I have multiple jazz source repository workspaces connected concurrently. I don't ever 'swap'.

on the eclipse side, did you mean eclipse workspace (ie, sandbox workspace?).
did u logoff from the jazz repo connections before changing eclipse workspaces?

Mark Richardson commented Apr 25 '14, 8:20 a.m. | edited Apr 25 '14, 8:22 a.m.

  I am doing the following:

1. Right click the workspace I want to switch to in eclipse in the Team Artifacts view and hit "Load..."
2. Browse the components to select the folders to be loaded
3. Select the root folder for the component. Advanced options: put the sandbox in a different location on disk. Select "Load the selected folders but do not create Eclipse projects." The reason for this is we use an ant target to setup eclipse for us.
4. Finish. A dialog pops up warning about colliding folders and overwriting projects. I select the root folder and hit Finish (it's the same component in the same sandbox so I am expecting things to be overwritten. I am not expecting my build files to get lost).

The root folder ends up getting deleted and re-downloaded. As a side effect my build files are lost.

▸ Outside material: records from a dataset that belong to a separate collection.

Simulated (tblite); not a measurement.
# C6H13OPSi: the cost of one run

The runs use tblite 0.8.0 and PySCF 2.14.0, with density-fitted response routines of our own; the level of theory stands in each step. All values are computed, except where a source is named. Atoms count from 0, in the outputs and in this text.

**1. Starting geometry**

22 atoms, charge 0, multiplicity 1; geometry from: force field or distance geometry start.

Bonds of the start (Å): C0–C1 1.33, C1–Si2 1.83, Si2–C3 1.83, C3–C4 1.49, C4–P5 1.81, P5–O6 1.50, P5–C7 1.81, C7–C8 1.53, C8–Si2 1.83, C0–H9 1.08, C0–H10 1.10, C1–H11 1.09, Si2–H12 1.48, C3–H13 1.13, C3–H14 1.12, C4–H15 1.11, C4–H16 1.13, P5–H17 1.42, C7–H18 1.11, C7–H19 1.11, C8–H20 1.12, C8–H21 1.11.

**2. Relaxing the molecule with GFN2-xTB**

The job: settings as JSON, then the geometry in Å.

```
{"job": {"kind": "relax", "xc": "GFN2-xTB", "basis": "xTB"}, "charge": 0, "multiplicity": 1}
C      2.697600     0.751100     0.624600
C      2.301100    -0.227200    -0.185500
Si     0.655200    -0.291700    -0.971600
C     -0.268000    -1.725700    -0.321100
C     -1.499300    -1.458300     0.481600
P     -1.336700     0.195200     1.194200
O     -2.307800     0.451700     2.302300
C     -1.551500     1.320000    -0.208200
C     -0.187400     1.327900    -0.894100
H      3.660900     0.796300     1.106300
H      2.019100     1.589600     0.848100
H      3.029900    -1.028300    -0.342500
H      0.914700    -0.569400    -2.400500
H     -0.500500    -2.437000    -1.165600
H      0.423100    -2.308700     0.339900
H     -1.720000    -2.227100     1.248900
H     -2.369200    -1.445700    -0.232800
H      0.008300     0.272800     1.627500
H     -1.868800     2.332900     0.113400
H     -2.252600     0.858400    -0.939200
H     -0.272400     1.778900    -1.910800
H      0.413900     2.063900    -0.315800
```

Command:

I am only using one eclipse workspace. There are multiple repository workspaces on the SCM side - one per each stream.

sam detweiler commented Apr 25 '14, 8:30 a.m. | edited Apr 25 '14, 8:39 a.m.

so there are files on you local machine which are not included in the stream/repo workspace.

I think 'load' is a replace all operation.
I think you would want to use 'accept' to prevent overwrite.  or load to a separate location and xcopy/cp to the current.

just so I know, what are the 'build files'? build.xml?

Mark Richardson commented Apr 25 '14, 9:49 a.m.

Build files are Java class files, configuration files, etc. Those are not included in the repo but are under the main folder because that's where they should go after a build.

How would I use 'accept'? Isn't that for incoming changes? I wouldn't have any incoming changes because the repository workspace is being switched.

I don't know if copying over files from a different location would work - namely if RTC would be smart about the new files. Even so it still requires a full redownload of the repo.

Mark Richardson commented Apr 25 '14, 9:49 a.m. | edited Apr 25 '14, 9:50 a.m.

duplicate post

sam detweiler commented Apr 25 '14, 9:53 a.m.

Ok, but I think you want it both ways... 

you are changing to a 'different' workspace, and expect all the files to be loaded,
but you want the old files there too.

build files = output of the build steps.

Mark Richardson commented Apr 25 '14, 12:50 p.m.

Philosophically yes. In all practicality they are the same minus a handful of .class files and perhaps some configuration files. That being the case it's much easier for development to simply hotswap / hotcompile those changes as opposed to the entire project. Building the entire project takes time.